Revolution and terror are synonymous

Monday, August 24th, 2020

This Kind of War by T.R. FehrenbachThe Communists had infiltrated South Korea to a great extent, T. R. Fehrenbach explains (in This Kind of War), and as the Inmun Gun captured city after city, Communist cadres were ready to assume control:

The North Korean rulers had absolutely no interest in the merchants of the towns, or the middle classes, except eventually to get rid of them. Generally, these people were left alone or arrested, for later attention. But other groups received immediate attention. Former officials of the Republic, down to clerks, were jailed or killed. People such as moneylenders and prominent landowners were executed at once for political capital. Few, in any land, love the rich. The North Korean State acted on the assumption that men and women who could not be easily controlled or assimilated into a Communist state must be killed.

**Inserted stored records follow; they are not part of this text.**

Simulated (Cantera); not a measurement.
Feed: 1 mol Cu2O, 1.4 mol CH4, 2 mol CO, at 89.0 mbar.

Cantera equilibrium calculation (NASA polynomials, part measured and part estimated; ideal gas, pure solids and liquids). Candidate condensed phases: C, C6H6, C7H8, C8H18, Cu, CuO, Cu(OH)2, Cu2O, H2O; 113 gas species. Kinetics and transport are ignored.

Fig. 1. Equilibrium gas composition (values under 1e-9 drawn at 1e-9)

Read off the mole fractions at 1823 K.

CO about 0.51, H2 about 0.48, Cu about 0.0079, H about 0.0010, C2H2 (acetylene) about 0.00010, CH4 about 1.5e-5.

What happened in Seoul and Taejon was typical. In Seoul, every man or woman who had worked for the Americans in any capacity was executed if found, and the American Embassy had conveniently left their personnel files behind. All former government employees were killed or jailed. Steps were taken immediately to induct many of the youth of the city into NKPA, and others in labor forces.

Outside Taejon, after the city had been scoured for possible enemies to a Communist regime, shivering hordes of unfortunates, in groups of one hundred or more, were led to mass graves, hands bound, wired to each other. Then the shooting began. When the United States Army came back through in September, a burial trench containing more than 7,000 bodies, including those of 40 American soldiers, was uncovered.

[...]

The killing was not sheer savagery. The regime was ridding itself of people it could never trust, for the the best of political reasons.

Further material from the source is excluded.